Making the Revolution RelevantTuesday, November 8, 2016
Broadway’s wildly successful “Hamilton” has demonstrated how palpable history can be when it’s taken from the textbook pages and performed by living, breathing human beings. Patchogue-Medford Grade 5 teachers collaborated with teaching artist Paul Rodriguez to integrate the arts into their study of the American Revolution and make it more meaningful to students. Specifically, Mr. Rodriguez engaged the fifth graders in dance and poetry to explore the historic period’s relevance to the students’ lives today.
For each of the residency’s four sessions, Mr. Rodriguez and the students looked at a specific event during the revolutionary period. The group began with the Boston Tea Party (above), followed by Paul Reeve’s ride and the “shot heard around the world,” and ending with the Battle at Yorktown. “We discussed the causes and effects of each event from a historical point of view and in terms of how present day military engagements affect their lives,” said Mr. Rodriguez. “We also read poetry from the time period. The children were able to articulate how societal conflicts had led to the Revolution.”
The students then created a dance about the Revolution based on the key historic elements. To give the dance another educational dimension, Mr. Rodriguez supplemented his instruction with excerpts from two historical poems—“Concord Hymn” by Ralph Waldo Emerson and "Paul Revere's Ride" by Henry Wadsworth Longfellow. In addition, two original poems—“When the Fair Words Fall” and “For Freedom”—were written to compliment the lesson objectives.

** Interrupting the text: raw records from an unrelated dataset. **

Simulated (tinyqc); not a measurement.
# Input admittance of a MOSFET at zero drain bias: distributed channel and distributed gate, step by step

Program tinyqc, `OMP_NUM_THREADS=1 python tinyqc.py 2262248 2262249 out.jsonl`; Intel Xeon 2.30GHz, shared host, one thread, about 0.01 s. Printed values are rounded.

Students worked in groups and as a class to learn about choreography and how to adapt the poems as a rap. One of the key dance elements the students were taught and developed for their performances was the use of facial gestures and body language to express emotions that would help deliver the message of the choreography. To help them better understand movement and choreography, the students saw a production by PUSH Physical Theater, a professional movement company.
Each of the classes on the grade level performed their dance for parents and each other. Afterwards, they reflected on what they had learned from the residency experience as well as how their performance compared with the PUSH performance.